How AWS Lambda Transforms Our Data Processing Capabilities

Written by Steve Gifford

July 10, 2024

The evolution of cloud computing is truly remarkable, especially for those who’ve been in the field for a while. I recall the days of naming individual servers, monkey species were my favorite, and meticulously maintaining hardware. Now, with technologies like AWS Lambda, we’ve entered a new era of cloud services that’s revolutionizing how we approach data processing and storage.

While some argue that ‘serverless is just someone else’s server,’ I’ve come to appreciate this shift. We no longer focus on hardware; instead, we break down services into tasks and execute them using various cloud-based solutions. AWS Lambda has become an invaluable tool for our weather data ingestion at Wet Dog Weather, allowing us to efficiently process vast amounts of meteorological information without worrying about the underlying infrastructure.

What is AWS Lambda

Introduced in 2014, “AWS Lambda is an event-driven, server-less Function as Function as a Service” addition to AWS. It started as a fairly minimal ‘run some code’ based on a trigger service and has grown into something much more complex since.

AWS added container support a few years later, necessary for us as our importers and data processing tasks require a fair bit of geospatial and meteorology code. We use Python because our customers use it; thus, we need a host of libraries in the container.

Container Lambda acts a teeny bit different, though.

AWS Lambda Container Workloads

Though AWS encourages you to think of the Lambdas as individual execution instances, it makes sense to delve deeper into the specifics. We’ve found that the following are essential.

  • AWS will fire up your container once for the first request
  • It will reuse an existing container for a group of requests
  • Each request has a hard timeout, as long as 15 minutes
  • The container itself has a hard timeout, too

If you’re using heavy containers like we do, consider how your container is invoked and how reusable it can be. For us, bigger containers that can do multiple things work best.

Building our containers is the hardest part.

Containers are the Worst Solution Except for All the Other Solutions

On the import side for our Boxer service, we read a variety of data formats that are popular in the weather. Contained within those, we process models and observed data sets that have a wide variety of assumptions and defaults. That part of it is actually more complex than the data formats themselves.

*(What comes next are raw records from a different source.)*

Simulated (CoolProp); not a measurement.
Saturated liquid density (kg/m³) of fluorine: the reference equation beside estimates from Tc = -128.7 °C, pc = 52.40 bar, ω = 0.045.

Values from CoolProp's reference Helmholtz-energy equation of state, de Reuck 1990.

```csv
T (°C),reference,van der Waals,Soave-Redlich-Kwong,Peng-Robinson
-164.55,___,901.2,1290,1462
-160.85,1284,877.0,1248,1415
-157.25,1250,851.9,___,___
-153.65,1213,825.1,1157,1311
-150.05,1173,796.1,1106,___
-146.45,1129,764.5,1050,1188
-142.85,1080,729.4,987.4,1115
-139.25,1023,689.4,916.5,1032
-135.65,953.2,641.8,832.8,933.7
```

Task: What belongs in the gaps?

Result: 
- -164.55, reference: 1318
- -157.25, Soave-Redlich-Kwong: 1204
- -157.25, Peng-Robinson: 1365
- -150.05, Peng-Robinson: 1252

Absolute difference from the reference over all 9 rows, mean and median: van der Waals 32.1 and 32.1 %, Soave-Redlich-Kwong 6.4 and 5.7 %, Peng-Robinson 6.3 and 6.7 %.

Our data display and query pipelines require us to interpret data, convert units, and sometimes perform more complex processing to integrate different models into the same conceptual space. This is separate from the geospatial processing for some of our static visual products.

All of this means we pull in a lot of strange Python libraries. Like siblings in a big family, they quibble. We use Conda (& Mamba) to manage them, but we’ll still get the occasional weird crash in a container.

That’s what testing is for.

Lamba Containers for Import

Most of our containers are running data import. This is how we do everything from GFS every 6 hours to MRMS every few minutes. The common containers are constantly in use for an AWS Lambda somewhere, and the less common containers will spin up when needed.

Of course, only some data sets are in AWS, so we have periodic scrapers to get data. These drop data sets into AWS and let the rest of the processing kick off as designed. It’s a nicely logical architecture.

Lambda Containers for Processing

Once we’ve pulled data into Boxer, it must go through a few steps to reach the user. First, we’ll reorganize the variables for display. This consists of building a data tile pyramid and letting the rest of the system know it’s available.

After the main visual display is ready, we’ll do several optional steps for the static tile service, which consists of reprojecting and resampling the data for that more limited use case. Ironically, we do more work for the less often used case.

In these steps, we take advantage of the way AWS Lambda works. On import, we’ll strip the variables and levels we want from a model, GFS, for example. That can result in hundreds of new time series + variable + level entries, which are tossed back into Boxer for processing.

AWS Lambda will spin up a container and reuse it for a fixed period. Thus, our hundreds of GFS variable processing requests will run across some of these instances, but we won’t incur the startup costs for each one.

AWS Lambda Advantages & Disadvantages

Data import for Boxer is bursty. The big models, like GFS, come in periodically, and radar, like MRMS, comes in every few minutes. Custom models also show up on their own schedules.

All of that could be predicted, except when there’s an upstream network problem. For instance, we find that MRMS or HRRR will often bunch up. Using lambdas allows us to catch up fairly quickly. If we’re hit with several hours’ worth of data at once, we automatically go wide to get it.

If you think purely in terms of CPU, AWS Lambda is kind of expensive. I’ll admit to fantasizing about buying a nice high-end PC and running all of this in an office. That would be great—until it isn’t. The reliability and maintainability can’t be beat.

Why We’re Committed to AWS Lambda

We don’t just do data import. There’s much more going on in the rest of the system, particularly the parts that answer user queries. But we like AWS Lambda for data import and much of our processing chain.

We’re happy with how Lambdas have worked out for Boxer. It meshes well with our Infrastructure as Code and general DevOps mindset. We have yet to have anything within the system go down. So we’ll be sticking with it for now despite the cost.